Update to the Spray Chart Tool (now with Strike Zone plot)

If anyone was lurking on my interactive spray chart tool, they might have seen a new tab: Spray and Strike Zone Plot.

This is a brand new feature officially rolling out today. It takes a spray chart for a given player and places it side-by-side with a plot of the strike zone so that you can see the horizontal and vertical location of each pitch that led to each of the batted balls on the spray chart. Both plots are interactive and can be filtered using the various options, or you can simply click and drag over either plot to highlight certain pitches and hits. The table running below will provide summary information for the data selected or filtered, including average distance and angle of the batted ball, average velocity of the pitches, etc. Remember, this is not perfect data, so there will be some measurement error and some odd data points (e.g. a home run that appears to only travel 200 ft.).

What can you do with this tab? Here are some examples.
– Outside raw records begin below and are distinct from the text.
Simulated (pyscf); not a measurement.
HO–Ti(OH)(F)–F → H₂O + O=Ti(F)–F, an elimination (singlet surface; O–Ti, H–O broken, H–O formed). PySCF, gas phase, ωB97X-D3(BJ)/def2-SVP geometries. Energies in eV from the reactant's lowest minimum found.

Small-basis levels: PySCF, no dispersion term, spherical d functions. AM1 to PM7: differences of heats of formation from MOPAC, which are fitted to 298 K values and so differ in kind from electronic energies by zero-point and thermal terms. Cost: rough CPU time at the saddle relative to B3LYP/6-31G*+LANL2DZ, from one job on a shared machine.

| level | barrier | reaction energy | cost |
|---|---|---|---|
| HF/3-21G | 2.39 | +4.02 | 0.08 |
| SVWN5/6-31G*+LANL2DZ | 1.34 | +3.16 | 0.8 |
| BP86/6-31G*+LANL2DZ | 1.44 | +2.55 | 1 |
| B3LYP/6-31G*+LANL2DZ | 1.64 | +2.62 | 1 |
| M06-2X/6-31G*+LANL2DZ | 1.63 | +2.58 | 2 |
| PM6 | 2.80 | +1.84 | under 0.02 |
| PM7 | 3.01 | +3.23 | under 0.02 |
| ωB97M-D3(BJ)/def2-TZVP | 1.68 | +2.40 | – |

Want to see where in the strike zone all of Migual Cabrera’s home runs this year were thrown? No problem:

Miggy_spray

Want to highlight an area of the strike zone and see where those balls are hit by Miggy? Why not:

miggy2

Want to see the pitch location of all of Joey Votto’s pull-field home runs since 2010? Sure:

votto

Want to see how Mike Trout does when swinging at balls lower than the bottom of the strike zone? Here you go:

trout.thtlive

Those are just a few examples.

And remember, the tool has four other tabs in addition to this latest one that you can use for different purposes (here’s the original roll-out article for reference):

Park Comparison: Compare batted balls between two or more ballparks

Batter Comparison: Compare batted ball performance between two hitters over the same time period

Pitcher Comparison: Compare batted ball performance between two pitchers over the same time period

Player – Year to Year: Compare batted ball performance for the same hitter across different time periods

As always, all feedback is welcome.

Enjoy!


Bill leads Predictive Modeling and Data Science consulting at Gallup. In his free time, he writes for The Hardball Times, speaks about baseball research and analytics, has consulted for a Major League Baseball team, and has appeared on MLB Network's Clubhouse Confidential as well as several MLB-produced documentaries. He is also the creator of the baseballr package for the R programming language. Along with Jeff Zimmerman, he won the 2013 SABR Analytics Research Award for Contemporary Analysis. Follow him on Twitter @BillPetti.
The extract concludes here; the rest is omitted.